Grow and Have Fun: A Kid-to-Kid Guide


June 1, 2020

By Emma Biggs and Steven Biggs
Storey Publishing, 2019
144 pages, paperback, $18.95

The first thing you notice about this book is that it is bright! It’s filled with colorful photos and kid-friendly illustrations that invite you to explore the pages. The table of contents is laid out like square-foot beds, instead of list-style, each chapter’s block labeled with what’s inside. At a glance you can see that there’s practical garden advice, fall and winter gardening tips, and a huge section with garden ideas for kids.

Author Emma Biggs started writing this book when she was 12 because, she says, “kids have different ideas about gardening than grown-ups.” Adults like straight rows and no weeds, but kids’ gardens tend to look a lot messier. So Emma is an advocate for all kids to have their own plot where they can grow what they want – purple carrots, for example. A kid’s garden is more than a place to grow plants, she says; it’s also where they can explore insects, soil and wildlife.

In the first chapter, Emma introduces annuals and perennials, intentional plantings versus those that come up on their own (also known as “weeds”), and why soil is more than dirt. She talks about sun requirements, watering, tools, and focuses on two important issues: weeds and insects. Emma’s approach to weeds is organic: pull them, mulch them or eat them – and she lists a few you can eat, including dandelions, Japanese knotweed, purslane and garlic mustard. She also highlights her favorite garden bugs, ideas for keeping pests in control, and how to plant for pollinators.

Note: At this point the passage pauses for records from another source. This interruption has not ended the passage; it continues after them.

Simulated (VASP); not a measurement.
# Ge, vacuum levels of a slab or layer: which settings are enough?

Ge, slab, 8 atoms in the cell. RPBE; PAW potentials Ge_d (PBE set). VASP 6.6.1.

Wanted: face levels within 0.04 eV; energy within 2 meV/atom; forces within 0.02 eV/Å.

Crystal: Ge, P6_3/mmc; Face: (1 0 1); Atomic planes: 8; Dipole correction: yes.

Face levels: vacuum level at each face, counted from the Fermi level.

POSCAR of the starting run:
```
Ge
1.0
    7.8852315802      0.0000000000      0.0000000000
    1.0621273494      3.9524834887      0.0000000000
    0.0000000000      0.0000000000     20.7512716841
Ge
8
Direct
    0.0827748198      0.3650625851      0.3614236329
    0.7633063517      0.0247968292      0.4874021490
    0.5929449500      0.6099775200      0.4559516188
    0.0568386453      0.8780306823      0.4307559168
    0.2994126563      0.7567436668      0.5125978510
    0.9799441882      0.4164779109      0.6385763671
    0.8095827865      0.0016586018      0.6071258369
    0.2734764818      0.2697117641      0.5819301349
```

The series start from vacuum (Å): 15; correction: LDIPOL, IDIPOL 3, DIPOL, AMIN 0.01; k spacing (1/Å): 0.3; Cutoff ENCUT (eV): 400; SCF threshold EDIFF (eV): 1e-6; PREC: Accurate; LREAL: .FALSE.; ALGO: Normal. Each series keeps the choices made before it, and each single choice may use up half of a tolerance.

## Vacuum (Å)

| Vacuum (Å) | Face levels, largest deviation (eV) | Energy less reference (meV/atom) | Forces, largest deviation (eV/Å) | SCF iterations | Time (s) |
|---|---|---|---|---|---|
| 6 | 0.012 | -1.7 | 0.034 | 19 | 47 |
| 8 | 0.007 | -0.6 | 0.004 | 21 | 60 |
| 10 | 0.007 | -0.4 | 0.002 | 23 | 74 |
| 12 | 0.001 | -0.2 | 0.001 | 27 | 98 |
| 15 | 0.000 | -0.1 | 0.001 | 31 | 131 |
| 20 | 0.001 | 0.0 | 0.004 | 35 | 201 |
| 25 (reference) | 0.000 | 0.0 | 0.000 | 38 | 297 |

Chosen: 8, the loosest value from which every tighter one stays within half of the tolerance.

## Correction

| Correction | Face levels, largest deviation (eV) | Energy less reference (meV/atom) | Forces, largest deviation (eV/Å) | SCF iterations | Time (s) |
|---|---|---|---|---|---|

Chapter two is where the fun happens. Emma shares more than a dozen ideas to help kids of all ages get growing. There’s an A-to-Z garden … asparagus and zucchini are the easy ones, but what do you plant for X? What about a rainbow garden? Or just the opposite: a garden of plants all in a single color? She includes a pizza garden – this is a book for kids, after all – and a garden for giants, filled with big beets, colossal cantaloupes and more. She involves all senses, with garden ideas for sound and touch. And for kids who love flowers, she adds advice on how to create a flower stand business alongside gardening how-to.

Emma ends her book with a couple of chapters containing practical advice, from constructing raised beds to fall planting and building cold frames. What I really like, though, is the last page: My Top 10 130 Tomatoes. It’s Emma’s list of tomatoes that she grew one summer.

Although Emma wrote this book for kids, I think parents – and beginning gardeners of all ages – will appreciate her no-nonsense “how to garden” approach.

– Sue Smith-Heavenrich, Candor, N.Y.